RICHARD E. TEMPLE, APPELLANT
v.
MILMONT FIRE CO. AND TOWNSHIP OF RIDLEY, APPELLEES



Appeal from the Order of the Court of Common Pleas of Delaware County in the case of Richard E. Temple v. Milmont Fire Company and Township of Ridley, No. 80-12365.

COUNSEL

Jeffrey M. Stopford, for appellant.

James J. Donohue, with him, James D. Shomper, Of Counsel: White and Williams, for appellee, Milmont Fire Co.

Ralph B. D'Iorio, Cramp, D'Iorio, McConchie & Forbes, P.C., for appellee, Ridley Township.

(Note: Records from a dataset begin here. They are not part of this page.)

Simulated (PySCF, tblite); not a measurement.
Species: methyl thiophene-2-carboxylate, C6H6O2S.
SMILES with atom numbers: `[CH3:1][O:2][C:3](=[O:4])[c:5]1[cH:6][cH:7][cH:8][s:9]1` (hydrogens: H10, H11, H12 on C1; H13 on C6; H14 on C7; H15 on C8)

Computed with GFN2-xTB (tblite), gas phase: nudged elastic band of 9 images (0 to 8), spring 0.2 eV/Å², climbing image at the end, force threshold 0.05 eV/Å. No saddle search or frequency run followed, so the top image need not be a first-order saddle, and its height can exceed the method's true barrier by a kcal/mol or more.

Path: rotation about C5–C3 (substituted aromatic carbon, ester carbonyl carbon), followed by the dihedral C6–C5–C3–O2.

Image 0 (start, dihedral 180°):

President Judge Crumlish, Jr., Judge Barry, and Senior Judge Barbieri, sitting as a panel of three. Opinion by Senior Judge Barbieri.

Author: Barbieri

[ 106 Pa. Commw. Page 122]

Appellant, Richard E. Temple, appeals here an order of the Court of Common Pleas of Delaware County granting the motions of the Appellees, the Township of Ridley (Township) and the Milmont Fire Company (Fire Company), for summary judgment. We affirm.

Appellant was a member of the Milmont Fire Company, a volunteer fire company, when he was injured during his participation in a fire fighting demonstration at Our Lady of Peace School on October 21, 1978. The demonstration was part of the Fire Company's Fire

[ 106 Pa. Commw. Page 123]

Prevention Week activities. During the demonstration, Appellant was "pompiering," i.e. climbing down a rope, from the basket of a fire truck when the rope broke and he fell approximately thirty to forty feet to a paved parking lot below. As a result of his fall, Appellant sustained compound fractures of two bones of his right arm, compound fractures of all three bones in his right leg, as well as other injuries. Subsequent to the accident, Appellant received disability benefits pursuant to The Pennsylvania Workmen's Compensation Act (Act), Act of June 2, 1915, P.L. 736, as amended, 77 P.S. §§ 1-1031. He signed a final receipt for workmen's compensation benefits on April 2, 1979 after collecting disability benefits from October 21, 1978, until his return to work on April 23, 1979.

On September 15, 1980, Appellant filed a negligence action against the Township and the Fire Company in which he alleged that the rope that broke, causing his injuries, was negligently maintained. Both the Township and Fire Company raised the affirmative defense of Section 303 of the Act, 77 P.S. § 481, as a bar to his negligence suit. Following discovery, the Appellees filed a Motion for Summary Judgment on the grounds that the Appellant was barred by the provisions of the Act from bringing suit. The common pleas court granted the Appellees' motion based upon Sections 303 and 601 of the Act, 77 P.S. §§ 481 and 1031. Appeal to this Court followed.

In this appeal, Appellant raises numerous assignments of error that we shall discuss in turn. In reviewing a grant of summary judgment, the appellate court must accept as true all well-pleaded facts in the non-moving party's pleadings and give the non-moving party the benefit of all reasonable inferences to be drawn therefrom. ...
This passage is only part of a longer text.